Shots In The Dark
Saturday, January 20, 2024
  The Patheticness of Homeland Security
Recently I went to the Post Office to mail a package. As I always do, I wrote the recipient's name and address in the middle and my address on the top left.

"I'm sorry, sir, we can't accept that," the postal clerk said.

"Why not?" I asked.

"You have to write your name on the top," he said. "Can't accept packages without a name."

"Why not?" I said.

"Security measure. Can't accept packages without a name."

I thought about this for a moment.

"You think that someone who's sending a bomb through the mail is going to write his real name on the top?"

The clerk glowered. "Sir, that's not appropriate language to use in this facility."

I shrugged and asked him for a pen. After much fumbling, one was produced.

I wrote "John Smith" at the top left corner of my package.

The clerk took his pen back, and my package along with it.

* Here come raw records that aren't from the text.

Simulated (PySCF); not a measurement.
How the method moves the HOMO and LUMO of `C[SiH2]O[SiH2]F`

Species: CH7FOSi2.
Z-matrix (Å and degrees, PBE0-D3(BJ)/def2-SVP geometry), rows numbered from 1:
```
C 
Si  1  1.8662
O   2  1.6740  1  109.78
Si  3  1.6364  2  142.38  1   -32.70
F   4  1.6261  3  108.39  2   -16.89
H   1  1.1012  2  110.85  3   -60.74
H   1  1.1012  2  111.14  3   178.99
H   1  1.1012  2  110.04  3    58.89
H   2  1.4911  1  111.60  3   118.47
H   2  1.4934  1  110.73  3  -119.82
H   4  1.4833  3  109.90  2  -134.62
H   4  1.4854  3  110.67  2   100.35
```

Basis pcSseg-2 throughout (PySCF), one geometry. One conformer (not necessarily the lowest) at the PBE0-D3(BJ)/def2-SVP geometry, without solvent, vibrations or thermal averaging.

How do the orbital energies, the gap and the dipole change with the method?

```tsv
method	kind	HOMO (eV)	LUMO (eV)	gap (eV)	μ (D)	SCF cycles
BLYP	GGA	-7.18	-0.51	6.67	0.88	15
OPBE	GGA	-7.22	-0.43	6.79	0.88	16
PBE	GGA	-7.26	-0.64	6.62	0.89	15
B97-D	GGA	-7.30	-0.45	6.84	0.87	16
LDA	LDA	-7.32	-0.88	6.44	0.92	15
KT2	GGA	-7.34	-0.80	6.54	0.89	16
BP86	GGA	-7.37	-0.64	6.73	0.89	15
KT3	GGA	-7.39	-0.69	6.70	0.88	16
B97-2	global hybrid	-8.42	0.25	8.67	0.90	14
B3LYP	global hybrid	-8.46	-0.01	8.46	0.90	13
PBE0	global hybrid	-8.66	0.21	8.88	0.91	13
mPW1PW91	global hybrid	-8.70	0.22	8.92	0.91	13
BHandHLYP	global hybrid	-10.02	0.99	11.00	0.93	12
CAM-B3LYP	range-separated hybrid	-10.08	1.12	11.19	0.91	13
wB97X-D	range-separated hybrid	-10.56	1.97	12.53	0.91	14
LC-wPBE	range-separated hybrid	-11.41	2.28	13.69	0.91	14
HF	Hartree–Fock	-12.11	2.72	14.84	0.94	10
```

And thus America rests safer.
 
Comments:
And the patheticness of our postal monopoly.
 
Hate to tell you this, Rich, but that transaction was captured on security video. As is every transaction where someone hands a postal clerk a package. So yes, if the package blew up, there would be something to help find you. Including, in your case, your clever repartee to the clerk.
 
That may be so...but it has nothing to do with the purpose or value of asking someone to put a name on a package. I mean, do they think that terrorists are complete idiots? Moreover, if something actually blew up, no one would know where it came from, would they? So having video of every transaction at a USPS wouldn't really make any difference, would it?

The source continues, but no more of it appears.